1. Review of Regional Weather Conditions in September 2016
1.1 Southwest Monsoon conditions continued to prevail in September 2016, and the prevailing winds in the region blew mainly from the southwest or west. The monsoon rain belt was north of the Equator between latitudes 5 N and 15 N on most days in September 2016.
1.2 During the review period, showers affected most parts of the northern ASEAN region. On 12 September 2016, Tropical Depression “Rai”, which developed over the South China Sea, east-northeast of Ho Chi Minh City, made landfall in central Vietnam. “Rai” brought heavy rainfall to the Mekong sub-region, in particular over Vietnam and northern Thailand, causing the rivers to break its banks which led to severe flooding and loss of 12 lives. Over the southern ASEAN region, it was generally wet with occasional brief periods of dry weather conditions. This wetter than normal conditions is atypical of the traditional dry season of the southern ASEAN region in September 2016.
1.3 For September 2016, most parts of the northern ASEAN region except Cambodia and southern Vietnam recorded near-normal to above-normal rainfall. In the southern ASEAN region, near-normal rainfall was recorded in Malaysia, Brunei Darussalam and most parts of Sumatra. Above-normal rainfall prevailed over large areas of the Indonesian Archipelago, including southern Sumatra, Kalimantan and Java. The regional rainfall distribution for September 2016 is shown in Fig. 1A.
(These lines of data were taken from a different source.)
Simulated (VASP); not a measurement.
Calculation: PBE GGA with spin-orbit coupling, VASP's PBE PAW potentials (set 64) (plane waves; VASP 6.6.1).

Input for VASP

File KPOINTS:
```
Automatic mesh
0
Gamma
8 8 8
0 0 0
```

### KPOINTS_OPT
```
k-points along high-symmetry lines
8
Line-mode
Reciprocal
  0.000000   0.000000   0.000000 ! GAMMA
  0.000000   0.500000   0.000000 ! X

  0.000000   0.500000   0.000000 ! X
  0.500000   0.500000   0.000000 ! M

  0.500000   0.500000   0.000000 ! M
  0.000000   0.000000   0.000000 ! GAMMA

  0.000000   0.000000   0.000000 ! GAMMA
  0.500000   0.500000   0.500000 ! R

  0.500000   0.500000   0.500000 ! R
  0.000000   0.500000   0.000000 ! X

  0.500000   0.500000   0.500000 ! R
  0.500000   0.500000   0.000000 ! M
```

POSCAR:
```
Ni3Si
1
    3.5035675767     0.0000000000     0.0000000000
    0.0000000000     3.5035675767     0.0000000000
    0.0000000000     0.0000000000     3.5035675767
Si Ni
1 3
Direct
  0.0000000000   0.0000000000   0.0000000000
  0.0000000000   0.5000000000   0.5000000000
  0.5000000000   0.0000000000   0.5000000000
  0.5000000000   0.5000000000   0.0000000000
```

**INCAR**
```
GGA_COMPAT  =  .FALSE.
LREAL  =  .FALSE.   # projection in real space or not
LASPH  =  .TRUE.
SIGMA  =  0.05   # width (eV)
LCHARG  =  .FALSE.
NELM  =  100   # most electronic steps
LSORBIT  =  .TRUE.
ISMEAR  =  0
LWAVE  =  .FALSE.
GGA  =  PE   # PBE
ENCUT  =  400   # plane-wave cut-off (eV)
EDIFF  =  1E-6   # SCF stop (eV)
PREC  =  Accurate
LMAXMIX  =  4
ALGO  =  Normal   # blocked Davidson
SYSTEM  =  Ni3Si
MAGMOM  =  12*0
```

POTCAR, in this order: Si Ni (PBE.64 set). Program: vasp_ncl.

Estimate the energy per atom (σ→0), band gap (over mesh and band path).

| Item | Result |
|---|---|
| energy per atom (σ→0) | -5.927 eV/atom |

2. Review of Land/Forest Fires and Smoke Haze Situation
2.1 In September 2016, shower activities in the northern ASEAN region continued to subdue the hotspot activities there. For the southern ASEAN region, hotspot activities in the near-equatorial region were mostly subdued due to the higher than usual shower activities in the region.
2.2 In mid-September 2016, the influence of Super Typhoon Meranti over the western Pacific Ocean brought drier weather conditions over parts of Kalimantan. This led to an escalation of hotspot activities in West Kalimantan where more than 100 hotspots were detected between 12 and 14 September 2016. Visible smoke plumes and haze were observed mainly in West Kalimantan over the two days. The dry weather conditions were short-lived and an improvement in the hotspot and haze situation was experienced in the subsequent days as shower activities returned to Kalimantan.
2.3 In the last week of September 2016, the brief periods of dry weather conditions in parts of Sumatra brought an increase in hotspot activities but there were no significant smoke plumes or haze observed in the vicinity of the hotspots. Hotspot activities over parts of the ASEAN region during September 2016 are shown in Fig. 2A – Fig. 2E
2.3 The hotspot charts for September 2016 for
- Cambodia, Myanmar, Thailand, Lao PDR and Vietnam;
- Sumatra, Borneo and Peninsular Malaysia;
3. Status of El Niño/La Niña
3.1 In September 2016, the equatorial Pacific Ocean sea surface temperature (SST) anomaly was near the La Niña threshold. However, the atmospheric variables (cloud and wind patterns) have yet to support weak La Niña conditions. There remains limited interaction between the atmospheric and oceanic conditions.
3.2 Experts’ assessment of international climate models suggests that there is about 60% chance of La Niña conditions developing in the October – December season and it is likely to be only weak or borderline.
3.3 The ASEAN region is currently in the Southwest Monsoon season (June-September/early October), where the La-Niña is known to have considerable impact (wetness) on the western part of the Maritime Continent.